Mine sniffing rats

Washington Times:

Tell a New Yorker that rats can save lives and he might consider it an impossible trick for the beady-eyed sewer dwellers.

But for the past 10 years, a group of Belgian researchers based in Tanzania have been training a species of giant African rats to sniff out land mines and unexploded ordnance.

"When people see they can use these animals for humanitarian purposes, it changes their perception," said Bart Weetjens, whose nonprofit group, Apopo, has pioneered the use of the African or Gambian giant pouched rat in mine detection. "People find it most fascinating."

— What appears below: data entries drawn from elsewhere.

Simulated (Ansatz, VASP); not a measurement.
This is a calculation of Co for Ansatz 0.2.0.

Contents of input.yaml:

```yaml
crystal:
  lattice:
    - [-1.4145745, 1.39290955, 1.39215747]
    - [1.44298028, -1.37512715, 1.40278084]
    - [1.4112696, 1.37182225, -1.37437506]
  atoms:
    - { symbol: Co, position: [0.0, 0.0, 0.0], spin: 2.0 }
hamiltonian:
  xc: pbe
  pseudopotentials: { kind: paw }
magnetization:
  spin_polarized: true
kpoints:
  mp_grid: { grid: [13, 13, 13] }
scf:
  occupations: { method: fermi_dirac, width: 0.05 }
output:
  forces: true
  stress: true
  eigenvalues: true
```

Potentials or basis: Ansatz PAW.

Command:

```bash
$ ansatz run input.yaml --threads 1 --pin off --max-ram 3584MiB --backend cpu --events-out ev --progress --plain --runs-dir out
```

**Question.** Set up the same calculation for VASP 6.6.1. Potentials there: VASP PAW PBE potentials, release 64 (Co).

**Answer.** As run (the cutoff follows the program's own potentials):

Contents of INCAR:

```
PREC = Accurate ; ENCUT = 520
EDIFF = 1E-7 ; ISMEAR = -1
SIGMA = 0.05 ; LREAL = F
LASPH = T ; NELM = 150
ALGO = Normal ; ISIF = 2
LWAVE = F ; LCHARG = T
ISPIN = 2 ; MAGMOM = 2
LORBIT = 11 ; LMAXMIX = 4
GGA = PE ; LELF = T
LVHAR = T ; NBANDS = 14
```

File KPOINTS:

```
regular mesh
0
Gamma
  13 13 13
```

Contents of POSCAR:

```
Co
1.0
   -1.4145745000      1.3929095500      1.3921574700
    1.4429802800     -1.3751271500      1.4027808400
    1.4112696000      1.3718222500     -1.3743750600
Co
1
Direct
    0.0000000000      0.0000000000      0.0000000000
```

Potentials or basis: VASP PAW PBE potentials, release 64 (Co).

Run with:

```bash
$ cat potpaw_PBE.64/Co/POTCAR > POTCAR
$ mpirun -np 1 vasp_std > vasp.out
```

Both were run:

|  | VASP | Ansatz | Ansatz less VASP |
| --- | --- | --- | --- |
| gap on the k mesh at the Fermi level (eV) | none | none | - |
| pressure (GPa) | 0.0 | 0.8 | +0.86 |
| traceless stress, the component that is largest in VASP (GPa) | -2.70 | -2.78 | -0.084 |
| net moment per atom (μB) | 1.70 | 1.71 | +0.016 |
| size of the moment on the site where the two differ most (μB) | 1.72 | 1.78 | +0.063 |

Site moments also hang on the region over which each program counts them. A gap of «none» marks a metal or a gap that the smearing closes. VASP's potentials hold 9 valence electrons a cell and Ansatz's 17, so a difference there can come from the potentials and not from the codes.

By teaching local residents how to handle the rats — a food source for some Africans — the group hopes to develop a cheap, reliable, indigenous resource for de-mining, an expensive and dangerous process that typically operates in unstable, war-ravaged regions.

...

The campaign, a grouping of about 1,400 nongovernmental organizations from 90 countries, issued a survey last year that listed more than two dozen African countries dealing with buried anti-personnel mines and mine contamination. The problem was especially acute in Angola, Mozambique, Sudan, Ethiopia and Eritrea.

Angola — along with Afghanistan, Cambodia and Colombia — is thought to have one of the world's most severe problems, with an estimated 7 million land mines hidden in unmarked fields four years after the end of a long civil war, the government said.

...
I would think they would be effective at discovering IED's too. I wonder why they have not been tried in Iraq?